The fallout from the resignation of National Security Adviser Michael Flynn is not over. We have Russia, leaks, and palace intrigue about former Obama administration officials laying the foundation to topple Flynn, who was knows for being staunchly opposed to the Iran nuclear deal. Guy wrote a post about the allegations. Flynn misled the vice president, which alone is an act that warrants being shown the door. Yet, multiple writers, namely Damon Linker at The Week and Eli Lake at Bloomberg have noted another sinister angle to this story, which is the number of leaks of highly sensitive information coming from this administration. It appears as if the intelligence community is willingly leaking intercepted phone calls with Trump officials (Flynn) to hamstring the administration from governing. Linker is no fan of Flynn, but added that dissatisfaction with an administration is handled through things called elections. It is not the job of the America’s spies to sabotage the governance of whatever administration may be in power. Lake added that this could be just the beginning—and that more heads could roll (Conway, Bannon, maybe even the president himself).
Former CIA analyst and U.S. Army Reserve Lt. Col Tony Shaffer was pretty straightforward in his Fox Business appearance today, where he said that Obama officials were definitely behind the leaks—and even named a few of them (via Free Beacon):
"Risk and Reward" host Deirdre Bolton asked Shaffer whether he thought leaks from the Obama administration were "the problem."
"Absolutely," Shaffer answered, saying the Obama administration was "directly involved" with the leak.
Shaffer said the blame lay "squarely at the feet of" the former CIA director John Brennan, former director of National Intelligence Jim Clapper, and former deputy national security advisor Ben Rhodes.

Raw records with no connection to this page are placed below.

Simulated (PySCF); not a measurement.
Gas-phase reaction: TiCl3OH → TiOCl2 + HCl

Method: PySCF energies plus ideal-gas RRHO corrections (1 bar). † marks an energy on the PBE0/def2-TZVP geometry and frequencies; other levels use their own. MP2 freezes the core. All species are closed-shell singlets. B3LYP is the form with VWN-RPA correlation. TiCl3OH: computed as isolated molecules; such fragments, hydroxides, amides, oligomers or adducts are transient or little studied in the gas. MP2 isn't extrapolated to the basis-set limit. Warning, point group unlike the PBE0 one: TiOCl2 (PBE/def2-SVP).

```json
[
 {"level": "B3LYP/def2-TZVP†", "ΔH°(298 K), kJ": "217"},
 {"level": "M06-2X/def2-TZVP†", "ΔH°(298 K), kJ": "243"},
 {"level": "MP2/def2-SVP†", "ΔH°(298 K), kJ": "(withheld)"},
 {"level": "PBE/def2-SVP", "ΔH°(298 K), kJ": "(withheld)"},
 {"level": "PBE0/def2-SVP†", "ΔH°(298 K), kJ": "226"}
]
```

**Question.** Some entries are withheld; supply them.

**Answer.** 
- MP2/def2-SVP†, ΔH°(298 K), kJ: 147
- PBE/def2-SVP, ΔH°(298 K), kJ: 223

Shaffer added that Flynn was a smart guy and probably didn’t discuss the area about Russian sanctions in the manner that’s been portrayed by the Left because he knew those calls would be analyzed and reviewed somewhere down the road. He agreed that what Flynn said was probably no different than when President Obama said told then-Russian President Dmitry Medvedev would have more flexibility once the 2012 election was over, which was an example cited by Bolton.
Shaffer noted that what Flynn said—when he called these various foreign officials—probably went along the lines of you’re going to deal with me, these are the issues on the table, and we might revisit them in the future. I agree that’s not necessarily illegal, but misleading the vice president by offering incomplete accounts of the conversations is an offense that could lead to one’s dismissal.
This isn’t over. Democrats are clamoring for answers.